I don't mind this one way or the other, but why can't you just be honest about it?

I haven't researched the anti argument, so I offer no comment on their science, rubbish or otherwise.


"as a self-professed legal expert on hunting law"

I must correct you on this in case other people reading believe I have skills and knowledge that I do not. I am no such thing and I have never claimed to be so.

Lamping deer with a section 42 licence and the permission of the landowner is legal.
 
FMF:

There's no point asking these people that question. Most probably are genuinely horrified by such cruelty as was in your story. The problem is that they can't relate it to fox hunting because most of them ride in the field; they never see the fox getting killed, they're too busy chatting with their mates and socialising!
 
That is how your wording came over to me. Perhaps you ought to try being a little bit more subtle with your language.

Your logic is a complete jumble of ideas that just seem to spill off your keyboard. I enjoy hunting because I acknowledge the role it plays in the countryside. The fact that during the winter is my off duty part of the year I do not have a formal role to play on the hunting field does not diminish the fact that it was and within the confines of the Hunting Act is still a vital management tool. I freely admit that I am not a good enough rider to whip in to a mounted pack during the winter. I happen to whip in to a pack that hunts during the summer months, but no doubt that will confirm your opinion of me as a bloodthirsty killer. Your logic that I cannot enjoy hunting without enjoying the kill which would have been an integral part of hunting pre-ban is flawed in the extreme. For example I don't much like watching crunching tackles and the serious injuries that are an integral part of modern rugby, but that doesn't mean that I cannot enjoy and get pleasure from watching the other parts of the game. To suggest otherwise is completely illogical.

Perhaps if you are so anti-hunting, you might just want to look at some of the 'evidence' they put forward to support their argument. If they can't get the basic science right can we really trust them when they bleat on about KNOWING that hunts are breaking the law.
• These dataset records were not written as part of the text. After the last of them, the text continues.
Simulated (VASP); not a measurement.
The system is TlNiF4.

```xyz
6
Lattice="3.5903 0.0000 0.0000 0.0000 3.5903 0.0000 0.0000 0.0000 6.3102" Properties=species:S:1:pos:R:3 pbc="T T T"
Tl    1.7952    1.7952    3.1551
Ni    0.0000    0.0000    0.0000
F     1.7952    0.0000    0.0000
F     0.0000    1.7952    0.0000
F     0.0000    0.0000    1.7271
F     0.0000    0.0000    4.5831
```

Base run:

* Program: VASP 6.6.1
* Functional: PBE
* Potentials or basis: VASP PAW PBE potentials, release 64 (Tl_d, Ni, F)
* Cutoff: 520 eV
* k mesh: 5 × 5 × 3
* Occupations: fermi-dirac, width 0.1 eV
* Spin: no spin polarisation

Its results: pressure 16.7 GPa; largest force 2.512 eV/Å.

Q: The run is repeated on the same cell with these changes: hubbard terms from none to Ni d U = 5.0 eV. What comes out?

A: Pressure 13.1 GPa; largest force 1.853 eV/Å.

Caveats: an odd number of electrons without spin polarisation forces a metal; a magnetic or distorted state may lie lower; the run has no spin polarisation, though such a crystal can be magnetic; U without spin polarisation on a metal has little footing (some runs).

I do believe that on an older thread that you told me that and I paraphrase 'of course you had knowledge of the hunting act because you were a JP'. Yet I suspect your most recent claim is nearer the mark. I am no expert on deer law, but the Section 42 notice appears to apply only in Ireland. The Deer Act 1991 clearly states that Subject to sections 6 and 8 below, if any person takes or intentionally kills any deer between the expiry of the first hour after sunset and the beginning of the last hour before sunrise, he shall be guilty of an offence.
 
The two are completely different anyway. The original story was about gratuitous cruelty to animals. If you want a serious discussion you have to understand that although you might not like it yourself there IS a serious purpose to hunting fox and that is to reduce the number of vermin in the countryside preying on farm animals. You may believe that there are better ways to do that. But that is beside the point. Comparing the original story with fox hunting is comparing chalk with cheese.
 
"but no doubt that will confirm your opinion of me as a bloodthirsty killer."

How many times do I have to say this? I have no such opinion. I never said any such thing. I did not imply such a thing. I do not believe it. I did not write it.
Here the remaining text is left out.